We’ve written a few times now about the rabidly rumored Intel bid to buy Altera. In fact, we actually predicted the whole thing almost a year ago:
When Intel Buys Altera — Will FPGAs Take Over the Data Center?
Were we right? It’s still too early to tell. And all we really have to go on are: reports of leaked information, the rules of the game, technology trends, and our own speculation about the motivations and positions of the players involved.
But one thing is for sure – this is one high-stakes game of chicken.
New information has emerged this week – in the form of a new Reuters report – which says that, according to “sources,” Intel signed a “standstill” agreement with Altera back in February. This means that Intel would be free to launch a hostile takeover bid for Altera as early as June 1.
Why is that interesting? It revs up the engines to near maximum RPM and puts a timeline on when the clutches could be released.
But this story really began around five years ago. And it’s hard to understand what’s going on today without knowing how we got here – poised perilously on the precipice. So, let’s review a timeline of the events that led us to this dusty road where two angry drivers are about to go head-to-head with pedals to the metal in an eleven-figure game of chicken. We’ll throw in our own interpretation as we go along, of course.
Waaay back in 2010, we talked about an obscure Intel product that mixed an Intel Atom processor with an Altera FPGA in the same package:
Intel’s Stellarton Mixes CPU and FPGA
While that product – aimed at the embedded systems market – was a clear failure, it did indicate that Intel saw significant value in pairing conventional processors with FPGAs.
Then, in 2011, Altera’s archrival Xilinx announced a new type of chip that combined conventional processors (ARM processors in this case) with FPGAs – on the same chip. Xilinx called this new family “Zynq,” and (spoiler alert) Zynq has been a pretty smashing success. We explained that here:
Xilinx Zynq Zigs, Zags, and Zooms
It didn’t take Altera long to fire back with an announcement of their own (mostly marketing at the time), that they would offer a combination of processors and FPGAs on the same chip.

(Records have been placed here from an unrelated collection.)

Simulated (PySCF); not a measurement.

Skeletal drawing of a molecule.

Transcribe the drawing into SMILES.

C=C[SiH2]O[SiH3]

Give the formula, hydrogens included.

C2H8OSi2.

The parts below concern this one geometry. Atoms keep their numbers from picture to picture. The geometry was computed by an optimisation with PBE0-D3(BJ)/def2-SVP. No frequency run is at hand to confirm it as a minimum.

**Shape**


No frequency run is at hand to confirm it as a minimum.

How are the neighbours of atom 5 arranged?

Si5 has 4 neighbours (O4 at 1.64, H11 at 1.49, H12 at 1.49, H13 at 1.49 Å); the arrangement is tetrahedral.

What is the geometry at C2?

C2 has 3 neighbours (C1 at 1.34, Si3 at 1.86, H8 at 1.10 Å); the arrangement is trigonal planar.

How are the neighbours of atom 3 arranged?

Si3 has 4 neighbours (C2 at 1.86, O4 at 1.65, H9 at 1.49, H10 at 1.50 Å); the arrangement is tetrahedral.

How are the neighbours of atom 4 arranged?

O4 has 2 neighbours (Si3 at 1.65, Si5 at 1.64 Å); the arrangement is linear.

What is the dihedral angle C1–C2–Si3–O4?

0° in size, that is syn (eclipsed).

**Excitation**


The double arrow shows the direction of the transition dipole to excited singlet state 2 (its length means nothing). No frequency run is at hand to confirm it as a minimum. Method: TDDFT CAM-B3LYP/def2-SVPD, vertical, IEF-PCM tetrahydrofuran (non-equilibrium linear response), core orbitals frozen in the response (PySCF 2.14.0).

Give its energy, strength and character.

Shaking Up Embedded Processing
Altera Introduces SoC FPGAs
Then, fast-forward to November, 2012, Altera announced that they had created technology to compile OpenCL code targeting Altera FPGAs. That meant that people who had written high-performance software aiming to take advantage of accelerators like graphics processing units (GPUs) could run that software on FPGAs – with better performance and lower power consumption. We wrote about that here:
The Path to Accelleration
Altera Bets on OpenCL
In that story, we said: “We could truly end up with data centers full of racks of servers – where each blade contains FPGA SoC devices running OpenCL code. The performance capabilities of such an architecture would be staggering, and, more importantly, the power-per-performance would be dramatically lower than for today’s high-performance computing systems. Since power is often the ultimate limitation on the amount of compute power we can deploy today, these could form the basis of the supercomputers of the future.”
Altera doubled down on that announcement shortly after, revealing that they had worked on a very close partnership with ARM to develop a tool flow that would make it particularly easy for ARM customers to take advantage of Altera SoC FPGAs.
The Secret Ingredient
Altera and ARM Roll FPGA/SoC Tools
Then in February, 2013, Altera announced that they had signed a deal with Intel, where Intel would manufacture the next generation of Altera FPGAs and SoC FPGAs using Intel’s upcoming 14nm Tri-Gate technology.
We gave our take on that announcement here:
Altera Partners with Intel for 14nm Tri-Gate FPGAs
Because Intel is widely regarded as having the world’s most advanced semiconductor manufacturing processes, Altera had the potential to gain a technology advantage over archrival Xilinx, who is developing their own next-generation FPGAs based on TSMC’s 16nm FinFET technology. The terms of the Altera/Intel agreement were not disclosed at that time (and those terms will become EXTREMELY important later in our story), but Altera did say that their deal with Intel was exclusive and that no other “major FPGA company” would be allowed to work with Intel. (hint: the only other “major” FPGA company is Xilinx).
We explained more about that in March, 2013, and introduced potential interlopers Achronix and Tabula:
FPGA Wars
It’s Getting Hot at the Top
A few months later, in June, 2013, Altera announced some details of the chips Intel would be building for them:
The Next-Node Battle Begins
Altera Announces “Generation 10”
What Altera DID NOT announce at that time was – whose processors would be included in their upcoming Generation 10 SoC FPGAs. Logically, it should be ARM processors, because Altera had already ventured far enough down that path that switching horses would create severe disruption for Altera customers and would require a major investment in new tools and re-engineering of the SoC FPGA architecture.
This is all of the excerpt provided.